Barton Hosts Author Wiley Cash for Joyce T. Boone Southern Authors Series on Sept. 9

Wiley CashWILSON, N.C. – Barton College will welcome Wiley Cash as the featured author for this year’s Joyce T. Boone Southern Authors Series Lecture. The event will be held Tuesday, Sept. 9 at 7:30 p.m. in Hardy Alumni Hall on the campus of Barton College. The lecture is open to the public at no charge, and the community is invited to attend.
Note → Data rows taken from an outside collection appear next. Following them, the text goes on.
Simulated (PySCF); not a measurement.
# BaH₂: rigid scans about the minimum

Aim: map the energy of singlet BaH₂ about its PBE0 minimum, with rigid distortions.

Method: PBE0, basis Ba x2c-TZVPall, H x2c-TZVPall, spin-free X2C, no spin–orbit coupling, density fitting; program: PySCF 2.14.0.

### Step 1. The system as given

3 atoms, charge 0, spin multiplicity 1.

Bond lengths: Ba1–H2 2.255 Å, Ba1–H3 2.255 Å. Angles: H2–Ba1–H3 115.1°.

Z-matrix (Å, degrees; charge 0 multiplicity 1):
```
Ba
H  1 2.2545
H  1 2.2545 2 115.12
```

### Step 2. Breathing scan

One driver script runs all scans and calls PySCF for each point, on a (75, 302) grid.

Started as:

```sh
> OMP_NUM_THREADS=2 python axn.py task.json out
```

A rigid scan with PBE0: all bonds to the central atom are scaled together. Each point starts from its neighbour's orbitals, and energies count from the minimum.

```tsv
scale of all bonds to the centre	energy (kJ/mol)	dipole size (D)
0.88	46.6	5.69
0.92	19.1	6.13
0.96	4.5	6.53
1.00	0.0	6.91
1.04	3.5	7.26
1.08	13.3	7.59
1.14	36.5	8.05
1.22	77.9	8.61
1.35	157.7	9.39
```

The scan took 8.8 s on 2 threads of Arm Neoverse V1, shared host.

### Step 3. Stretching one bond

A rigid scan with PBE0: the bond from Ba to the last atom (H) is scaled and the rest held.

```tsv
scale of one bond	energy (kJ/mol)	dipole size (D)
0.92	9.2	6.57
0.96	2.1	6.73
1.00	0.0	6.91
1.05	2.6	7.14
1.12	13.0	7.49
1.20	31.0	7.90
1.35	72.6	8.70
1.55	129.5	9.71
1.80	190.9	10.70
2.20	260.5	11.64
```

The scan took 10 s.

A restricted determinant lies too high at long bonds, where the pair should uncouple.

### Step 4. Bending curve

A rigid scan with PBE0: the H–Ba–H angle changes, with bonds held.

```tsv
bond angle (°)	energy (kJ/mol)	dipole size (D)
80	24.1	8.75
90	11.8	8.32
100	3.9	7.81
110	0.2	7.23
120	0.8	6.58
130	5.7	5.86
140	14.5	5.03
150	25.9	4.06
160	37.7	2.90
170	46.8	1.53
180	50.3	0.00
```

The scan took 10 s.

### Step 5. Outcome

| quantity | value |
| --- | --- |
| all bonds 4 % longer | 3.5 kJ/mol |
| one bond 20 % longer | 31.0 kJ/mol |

A North Carolina native, Cash is the author of two novels, “A Land More Kind Than Home” (2012) and “This Dark Road to Mercy” (2014). He received a Bachelor of Arts degree in Literature and Creative Writing from the University of North Carolina-Asheville in 2000, and a Master of Arts degree in English from the University of North Carolina-Greensboro in 2001. In 2003, he moved to Lafayette, La., where he received a Ph.D. in English and studied fiction writing under Ernest J. Gaines.

Homesick for the mountains of North Carolina while living in the Deep South, Cash turned a Milwaukee storefront church tragedy into his first novel, in which a similar tragedy unfolds in a small mountain town north of Asheville. The New York Times named “A Land More Kind Than Home” an Editor’s Choice and a Notable Book of 2012, and the novel appeared on The New York Times bestsellers list as well as Library Journal and Kirkus Reviews Best of 2012 lists. The novel won the Southern Independent Bookseller Alliances’ (SIBA) fiction prize, the debut novel prize from the United Kingdom’s Crime Writers’ Association, the Maine Readers’ Choice Award, the Appalachian Writers’ Association’s Book of the Year, the Crooks Corner Book Prize, and the Western North Carolina Historical Society’s Thomas Wolfe Prize. In addition, it was a finalist for the PEN/Robert W. Bingham Prize and the American Booksellers’ Association’s Debut Fiction Prize.

Cash wrote his second novel, also set in North Carolina, while living in West Virginia, where he taught American Literature and Creative Writing at a small liberal arts college before joining the faculty in the low-residency MFA Program at Southern New Hampshire University. “This Dark Road to Mercy” became a national bestseller and was named an Indie Next Pick, a SIBA Okra Pick, an O Magazine Top Ten Title, a LibraryReads selection, and an Amazon Book of the Month. It has been optioned for film and will be available in paperback in October 2014. Cash and his wife now call Wilmington home.

The Joyce T. Boone Endowed Lectureship for Southern Authors was established in memory of the late Joyce Thornton Boone by her husband, Doug Boone. This endowed lectureship supports special programs featuring visiting Southern writers.

Boone graduated from Atlantic Christian College with degrees in business administration (1978) and nursing (1988). An enthusiastic advocate for students and alumni of Barton College, Boone believed in the mission of the small, private, liberal arts college. She served on both the Barton College Board of Trustees and the Barton Alumni Council. Boone was president-elect of the Barton College Alumni Council when she passed away in October 2004.